By Rich Heidorn Jr.
FERC on Wednesday rejected MISO’s proposed cost allocation plan for interregional projects outside the RTO, saying it had not demonstrated the reasonableness of the methods detailed in the proposal (ER17-387).
Under MISO’s joint operating agreements with PJM and SPP, a transmission project can qualify as interregional even if it is in only one of the two neighboring RTOs, as long as it provides benefits to the other. MISO said that although no such projects are part of its Transmission Expansion Plan, interregional studies currently underway could result in such projects.
Proposal
In its filing last November, the RTO proposed that its portion of costs from an:
- Interregional reliability transmission project terminating wholly within SPP or PJM — that is, with no interconnection to any MISO transmission facility — be allocated to those entities who would have paid for the MISO regional transmission projects that the interregional project avoids;
- Interregional economic transmission project terminating wholly outside MISO be allocated 100% to the benefiting local resource zones based on adjusted production cost savings (interregional reliability projects terminating wholly within SPP that provide economic benefits to MISO would be allocated in the same manner); and
- Interregional public policy transmission projects terminating wholly outside MISO be allocated to parties who would have paid for the MISO regional projects that the interregional project supplants.
The RTO intended to use the method only until the end of its five-year Entergy integration transition period, which ends in December 2018.
In approving Entergy joining MISO, the commission accepted a revised planning and cost allocation framework with two planning areas, one covering the pre-existing MISO members and a new second planning area (MISO South) including Entergy. The RTO said the transition was necessary because transmission planning for the existing MISO footprint and MISO South had not been done under a common process using the same criteria.

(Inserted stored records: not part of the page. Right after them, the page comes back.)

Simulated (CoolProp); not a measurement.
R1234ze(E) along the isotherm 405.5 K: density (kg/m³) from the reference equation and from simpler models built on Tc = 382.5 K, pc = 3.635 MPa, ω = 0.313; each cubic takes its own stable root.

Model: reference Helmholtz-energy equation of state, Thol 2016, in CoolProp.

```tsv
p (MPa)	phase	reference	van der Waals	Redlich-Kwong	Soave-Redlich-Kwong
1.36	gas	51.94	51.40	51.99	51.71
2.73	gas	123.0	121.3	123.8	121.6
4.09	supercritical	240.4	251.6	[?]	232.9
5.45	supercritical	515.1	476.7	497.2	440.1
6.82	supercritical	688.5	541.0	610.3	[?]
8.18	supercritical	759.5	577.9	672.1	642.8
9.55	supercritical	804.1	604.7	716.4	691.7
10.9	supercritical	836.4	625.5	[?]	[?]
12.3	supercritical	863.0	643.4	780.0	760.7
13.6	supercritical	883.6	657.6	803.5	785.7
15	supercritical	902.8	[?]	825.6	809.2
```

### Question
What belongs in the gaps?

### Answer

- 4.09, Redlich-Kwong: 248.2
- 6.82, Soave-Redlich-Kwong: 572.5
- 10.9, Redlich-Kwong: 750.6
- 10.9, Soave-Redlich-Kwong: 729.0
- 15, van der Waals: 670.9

The transition cost allocation rules, which eliminated MISO’s footprint-wide postage-stamp method, are spelled out in Attachment FF-6 of the the RTO’s Tariff.
The RTO said that without the changes it proposed in November, interregional transmission projects wholly outside the MISO footprint would be allocated under Attachment FF. The costs of an interregional economic transmission project that terminates wholly outside of MISO would use the non-transition market efficiency project cost allocation: 80% to the benefiting zone, 20% postage stamp across the entire MISO footprint. The RTO said that would violate the intent of Attachment FF-6.
FERC Misgivings
FERC first indicated its misgivings with the proposal in a deficiency letter in January, which asked MISO to explain why it was just and reasonable to apply different cost allocation methods based solely on the location of the interregional project.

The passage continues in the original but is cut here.